Choosing the Right Tow Hitch
Hitches first started as an accessory purely for trailer pullers and have since been adopted by nearly everyone who owns a vehicle. Nowadays there are hitches for every situation, making finding the right one for your needs fairly difficult. Luckily, TSA Custom Car & Truck is here with a list of the different types of hitches and the jobs they perform. While this list may not cover all the hitches out there, it does cover the most common and frequently used types on the market.

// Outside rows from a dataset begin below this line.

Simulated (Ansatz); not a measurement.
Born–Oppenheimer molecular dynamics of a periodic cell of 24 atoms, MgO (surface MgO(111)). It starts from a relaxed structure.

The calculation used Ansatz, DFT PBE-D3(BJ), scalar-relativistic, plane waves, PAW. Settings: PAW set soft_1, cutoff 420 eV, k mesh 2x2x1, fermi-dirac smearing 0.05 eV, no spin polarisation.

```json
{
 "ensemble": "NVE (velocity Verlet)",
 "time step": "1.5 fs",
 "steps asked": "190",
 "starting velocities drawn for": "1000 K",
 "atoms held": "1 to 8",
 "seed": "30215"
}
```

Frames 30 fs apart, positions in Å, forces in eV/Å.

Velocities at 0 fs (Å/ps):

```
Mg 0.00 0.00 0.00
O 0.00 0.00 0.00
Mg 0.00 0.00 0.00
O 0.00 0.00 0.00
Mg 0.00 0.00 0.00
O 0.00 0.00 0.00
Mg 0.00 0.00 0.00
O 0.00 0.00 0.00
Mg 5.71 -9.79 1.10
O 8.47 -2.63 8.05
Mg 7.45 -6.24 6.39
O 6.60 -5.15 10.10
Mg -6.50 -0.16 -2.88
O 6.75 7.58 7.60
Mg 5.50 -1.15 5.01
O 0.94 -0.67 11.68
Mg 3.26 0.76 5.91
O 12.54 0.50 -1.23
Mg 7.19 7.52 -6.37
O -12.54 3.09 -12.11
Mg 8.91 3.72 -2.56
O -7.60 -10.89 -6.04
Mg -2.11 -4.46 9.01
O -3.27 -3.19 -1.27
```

For all your Reno hitches and Carson City hitches needs, contact TSA Custom Car & Truck today.
Rear Receiver Hitch
The most common and easily recognizable hitch is the rear receiver hitch. Although most commonly used to tow trailers, the rear receiver hitch has a wide range of applications, thanks to its square receiver tube. A wide variety of things can be inserted into a rear receiver hitch making it very versatile.
Generally, a rear receiver hitch lands on a 5 class scale system from 1 being light duty and 5 being super heavy duty. The receiver tube can come in 3 primary sizes, 11/4” x 11/4”, 2” x 2”, or 21/2” x 21/2”. Usually, a hitch’s class goes up along with the size of the receiver tube, although in some cases this is not true, so always do a double check to be safe.
Front Mount Hitch
Much like a rear hitch, a front mount hitch bolts to the frame of the vehicle. You can use a front mount winch for a variety of applications. With a front mount hitch, you can insert a winch, hook up a snow plow, reverse park a trailer, or insert a cargo carrier.
Front mount hitches do not use the same rating scale, so check to make sure your hitch is rated for the appropriate task you’ll be using it for.
5th Wheel Hitch
A 5th wheel hitch is used to pull large campers, trailers, and car haulers. Unlike the previous hitches, a 5th wheel hitch mounts to the bed of a truck over the rear axle. Furthermore, the coupling device is attached to the hitch and not the object you’re pulling. You attach the kingpin from your trailer to the hitch and secure it with the hitch’s jaw.
A major feature of most 5th wheel hitches is their pivot mechanism, allowing your haul to contour with the road and absorb bumps better.
The gooseneck hitch is a less intrusive version of the 5th wheel hitch. It still mounts to the bed of the pickup truck but takes up significantly less space – giving you full use of your bed. Typically, a gooseneck hitch is used for towing livestock, large flatbeds, and both commercial and industrial trailers.
The pintle hitch’s hooking system consists of two parts – the pintle and the lunette. The pintle is attached to the vehicle either directly to the frame or to a mount that slides into a receiver hitch. The lunette is a ring that is attached to whatever you are hauling. These hitches gain pretty good weight ratings at the expense of being a bit noisier.
You’ll commonly find pintle hitches used for construction.
A bumper hitch is a simple attachment that provides a square receiver tube for a vehicle. Because the hitch is attached directly to the bumper it can’t pull much weight, so it’s more useful for lighter jobs.
Weight Distribution Hitch
A weight distribution hitch does just that, distribute weight. These types of hitches spread weight that’s usually consolidated on the tongue across your whole vehicle and what you’re hauling, making them very useful with camping RVs. Long rods called “spring rods” in the hitch move the weight across the whole vehicle, allowing for easier steering.